Dublin Castle to reenact moment an Irish suffragette smashed its windows

Next Tuesday will mark 100 years since legislation was passed that would give women the right to vote.

DUBLIN CITY COUNCIL has approved an application to erect a blue plaque in Dublin Castle to honour where Irish suffragette Hanna Sheehy Skeffington smashed windows in protest against women not having the right to vote.

Next Tuesday 6 February, which is the centenary of the legislation being passed that would give women the right to vote in and run in general elections, a ceremony will be held to mark the date, which Hanna’s granddaughter will be taking part in.

“I will be smashing a window,” Dr Micheline Sheehy Skeffington told TheJournal.ie.

“I’m going to dress up as a suffragette. I’m left-handed like my grandmother and I’m proud of that because when she went to smash the windows at Dublin Castle, the police came out and they automatically immobilised her right hand.”

And she said she could get in a couple more panes before they led her away!

The plan is to remove the grill covering a smaller window near the side entrance to Dublin Castle and put a mock-up window with panes of glass in it. Micheline will then smash the pane of glass, and an actor dressed as a policeman will stop her.

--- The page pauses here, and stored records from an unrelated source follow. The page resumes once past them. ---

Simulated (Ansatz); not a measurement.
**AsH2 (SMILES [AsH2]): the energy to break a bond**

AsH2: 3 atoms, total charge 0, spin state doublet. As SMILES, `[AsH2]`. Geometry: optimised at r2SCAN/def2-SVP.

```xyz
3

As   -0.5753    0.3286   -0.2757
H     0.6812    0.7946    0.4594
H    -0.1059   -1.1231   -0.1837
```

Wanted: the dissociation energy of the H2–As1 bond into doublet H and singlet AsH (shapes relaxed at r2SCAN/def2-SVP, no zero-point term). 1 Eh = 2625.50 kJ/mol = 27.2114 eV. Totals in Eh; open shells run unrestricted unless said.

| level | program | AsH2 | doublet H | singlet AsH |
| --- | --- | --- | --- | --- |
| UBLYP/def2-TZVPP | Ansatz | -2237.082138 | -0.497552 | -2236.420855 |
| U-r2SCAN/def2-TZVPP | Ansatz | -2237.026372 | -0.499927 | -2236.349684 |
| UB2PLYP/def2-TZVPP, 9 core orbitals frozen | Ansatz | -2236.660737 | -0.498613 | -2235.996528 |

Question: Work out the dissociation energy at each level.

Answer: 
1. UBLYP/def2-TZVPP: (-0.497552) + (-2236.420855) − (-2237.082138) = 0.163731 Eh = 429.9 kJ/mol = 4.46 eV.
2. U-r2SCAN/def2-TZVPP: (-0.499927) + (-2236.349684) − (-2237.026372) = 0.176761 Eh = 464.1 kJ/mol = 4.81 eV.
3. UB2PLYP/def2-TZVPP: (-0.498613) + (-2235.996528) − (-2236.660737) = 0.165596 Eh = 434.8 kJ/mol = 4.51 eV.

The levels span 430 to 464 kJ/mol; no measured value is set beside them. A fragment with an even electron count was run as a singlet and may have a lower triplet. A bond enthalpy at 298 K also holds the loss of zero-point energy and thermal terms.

On Thursday, a submission to erect a blue plaque to mark where Hanna smashed windows was approved by Dublin City Council – there are plans to unveil the plaque on 13 June this year – the date that she broke windows.

Who is Hanna Sheehy Skeffington?

Hanna Sheehy Skeffington was born in Cork in 1877; her family relocated to Tipperary when she was three years old. A prominent Irish suffragette and an ardent Irish republican, she carried messages and food to and from the GPO during the 1916 Rising.

As a student, Micheline says she was “amazed and disgusted” that women hadn’t the right to vote, and was “keen to make a difference in Ireland”.

So she started campaigning and get the Irish party to include the vote in the Home Rule Bill. She co-founded the Irish Women’s Franchise League, which was a new radical proactive group who started making public speeches to raise awareness.

In 1912, a group of women decided they would emulate a protest that had been taking place across England, and smash windows at the Customs House.

But Hanna wanted to smash windows in Dublin Castle instead, “because that’s the seat of British power and I want to have a go at them while I’m at it” according to her granddaughter.

She spent a month in Mountjoy prison after being convicted, followed by another month after refusing to pay a fine. Micheline said that people like her grandmother are needed to spark much-needed change.

“People like that are needed to stand out and do something which is both unpopular (in that nobody wants to do it) and also maybe get the condemnation of people.”

She said her grandmother’s actions prompted her to pursue her case against NUI Galway over gender discrimination.

People have to put their heads above the parapet in order to draw attention to something that’s really important – and she did that.

She said that her grandmother would be ”surprised at how long it’s taken” for women to progress in politics.

“I think she would be quite scathing of people giving lip service and [it's only] now we’re starting to talk about bringing in a quota for 30% of [political candidates to be women].

I think Hanna and my grandfather Frank would have been quite dismayed at just how slow it’s been. Yes, we’ve had two wonderful female presidents and there are some good leaders there but it’s not a lot at all at the moment.

“So yes I think they’d be happy to see independence to see women more independent in their lives, but until you do away with violence against women, until women are able to walk the streets [without fear] and feel safe in their homes, we haven’t got equality, we can’t see the world in the same way.”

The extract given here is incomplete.